Are you a high school student whose passions have ranged from the artistic styles of famous Renaissance painters to the impact of the Industrial Revolution on 19th century European Art? Have you found yourself poring over artists’ statements at local art shows or analyzing the way a museum exhibit is presented? Have you tracked the global market for Banksy’s latest creations? If your answer to any of the above questions is yes, art history is probably a field of study that you’d find interesting.
If you’re interested in art history, your academic options to pursue this line of study in high school might seem limited. While there is an Art History AP course, your school might not offer this class, and even if it does, you’re not likely to find many outlets outside of this one option for continuing your studies. That does not mean, however, that you’ll need to wait until college to pursue your passion.
With a little initiative and some creative thinking, you can express an interest in art history, build a valuable foundation of knowledge, and learn about something that genuinely interests you, all while you’re still in high school. To learn more about art history and how you can pursue it as a high school student, keep reading.
What Do Art Historians Do?
The study of art history is multifaceted. A student of art history learns not only about various periods of art throughout history, including cultural influences and a broad variety of artistic styles and mediums, but also the curation of art collections, the global market for artwork, and the global impact of specific art collections.
Art historians are often responsible for providing the contextual analysis of art exhibits, creating presentations for art museums or galleries, and/or procuring art for private collectors or corporations. Art historians need to be strong readers, writers, and researchers. They should be familiar with presenting art in a way that’s accessible, even to those with limited exposure. Proficiency in a foreign language and some experience creating visual art are also desired skills in an art historian.
Art history majors often go on to become museum curators, art reviewers or columnists, instructors, appraisers, or art researchers. If any of these paths interest you, you might consider delving into the field more deeply to try it out, even before you begin college.
How To Pursue Art History As a High School Student
1. Join Classmates With the Same Interest
The most obvious and simplest way to pursue an interest in art history is to join an art history or art appreciation club at your school. Here, you’ll typically study various periods of art, take field trips to museums, engage in thoughtful discussions with peers, and share your own insights and ideas.
In addition, joining a club is a simple way to ensure that your interest in art history is evident on your college application. You’ll be able to include it on the Activities section of your application, and your prolonged participation and, ideally, increased leadership roles will be clear examples of your dedication.

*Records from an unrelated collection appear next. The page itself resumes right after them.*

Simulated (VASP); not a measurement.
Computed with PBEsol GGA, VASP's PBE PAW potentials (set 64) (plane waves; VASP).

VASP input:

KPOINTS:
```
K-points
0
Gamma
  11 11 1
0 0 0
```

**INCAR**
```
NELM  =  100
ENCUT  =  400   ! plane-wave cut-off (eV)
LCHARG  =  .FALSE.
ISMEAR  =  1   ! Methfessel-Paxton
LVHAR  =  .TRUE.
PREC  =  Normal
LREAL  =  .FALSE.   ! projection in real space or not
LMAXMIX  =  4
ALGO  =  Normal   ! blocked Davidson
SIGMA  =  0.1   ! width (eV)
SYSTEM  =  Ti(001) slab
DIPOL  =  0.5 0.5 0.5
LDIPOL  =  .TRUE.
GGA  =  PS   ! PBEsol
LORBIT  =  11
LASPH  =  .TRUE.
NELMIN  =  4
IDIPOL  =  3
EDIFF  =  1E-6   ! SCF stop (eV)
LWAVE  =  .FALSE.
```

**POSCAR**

If no such club exists at your school, don’t be deterred. You can start your own! Starting your own club will still highlight all of the qualities of joining a club on your college application, and will add extra evidence of your ability to think outside the box and take initiative. To do so, look into the formal avenues required by your school for starting a school-sanctioned club. A guidance counselor, adviser, or teacher can usually point you in the right direction. For more about starting your club, check out our post How to Start a Club in High School.
2. Take the Art History AP Exam
Taking the Art History AP course and capping it off with a great score on the AP exam is another obvious way to ensure that your interest in art history is clearly evident on your application. Even if your school does not offer the Art History AP course, the exam can be taken as a self-study, and doing so is a solid way to demonstrate your knowledge and initiative.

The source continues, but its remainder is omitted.